Through the program, which ran about eight months in the 2020-21 school year, Meredith said she and her family were able to pay for their basic needs, which helped lift a burden from her and her mother.

Meredith has since left the shelter and now lives in the Ojo Encino chapter of the Navajo Nation. On top of the help she received to buy basic necessities, the program also helped her catch up in school.

That, in turn, had an ongoing positive effect, helping her academically in the years since the program ended.

“I really caught up with my math, because that was one of the subjects that I was really struggling in,” she said. “It just helped me catch up a lot.”


Ethical questions

The program attached several conditions to the cash. Those included requiring students to attend school 90% of the time and complete the same percentage of their class work, and requiring them to meet every week for check-ins and tutoring sessions.

Appleseed Founder Jenny Ramo said she and her team agonized over the ethics of holding students and their families to those conditions.

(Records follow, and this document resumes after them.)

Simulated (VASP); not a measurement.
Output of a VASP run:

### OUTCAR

“The ethics really weighed heavily on me, because people deserve to have their basic needs met, no matter what, period. They deserve housing, food, access to health care,” she said. “And so to add a condition to getting your basic needs met is problematic.”

Donnica Dunlap, a McKinney-Vento homeless assistance liaison at Cuba Independent School District, stands in the media center of Cuba High School on Thursday. (Eddie Moore/Albuquerque Journal)

At the end of the day, she said students seemed to benefit from going to school, tutoring and emotional support, and having the money tied to participation in those things was the “least problematic” solution.

Students and their families all figured the conditions were fair as well.

Shilayia Antonio, another junior at Cuba High School, said she and her older sister both saw their grades soar back from failing as a result of their tutoring sessions – a recovery she said has stood the test of time, even after the program ended.

“It was a really big help,” she said.

And that was just the cherry on top of the cake of being able to pay for school supplies, clothes, utilities, rent and car payments with the monthly checks.


Continued support

The pilot brought a lot of good to students and their families.

According to a report about the program by Appleseed, all but one of the participating seniors graduated on time that year – though the foundation noted that outcome could not be attributed to the pilot alone.

They did say that students almost universally saw their grades improve by the end of the program and benefited from peace of mind from having their basic needs better-taken care of.

But for all the good that the pilot program brought, it only ran during that one school year, and school staff, students and families just about universally said they wished it would have continued.

“I really think that it was a working program, because it allowed the kids to not have to worry about adult situations,” West Las Vegas School District Superintendent Christopher Gutierrez said. “This program gave them a glimpse of light at the end of the tunnel to where they could be kids and focus on them and what they need to do to maybe, eventually, get out there and be their own adults someday.”

Cuba High School, home to just shy of 300 students, serves largely rural communities. Most students who attend Cuba Independent School District schools are Indigenous, the district superintendent says. (Eddie Moore/Albuquerque Journal)

And while students and their families were helped by the program, that doesn’t mean their struggles ended with the pilot.

School staff, including teachers, are still working with many of the students originally involved in the pilot – some of whom are still considered “at risk” and are experiencing housing instability.

“After this program, honestly, they don’t have the money, right?” Cuba High School math teacher Mary Ann Ga said. “After the program, they don’t have a house to live (in), and it breaks my heart.

“I hope this program will be continuous so that we can house the students and help them to survive.”

Both Ramo and Parks agree. Still, on top of the fact that Parks said the program was “expensive” and couldn’t be continued, both pointed out that it was originally intended as a pilot.

Nevertheless, Ramo said Appleseed found that the pilot was able to show that providing conditional cash to students in need did help their academic outcomes.

“In general, people are not blowing it on things that don’t matter. They’re not blowing it on drugs, they’re not blowing it on alcohol,” Ramo said. “They really do just become better parents and better kids and less stressed when they have their basic needs met.”

Ramo said she plans to make an appeal to New Mexico lawmakers in the coming years to implement and fund similar programs at a statewide level.

“We are hoping the Legislature steps in, maybe for next year, and really puts aside money for cash transfers,” she said. “We would recommend the homeless population, inadequately housed population, because they are the most vulnerable of the vulnerable, and they’re the most likely to succeed with financial help.”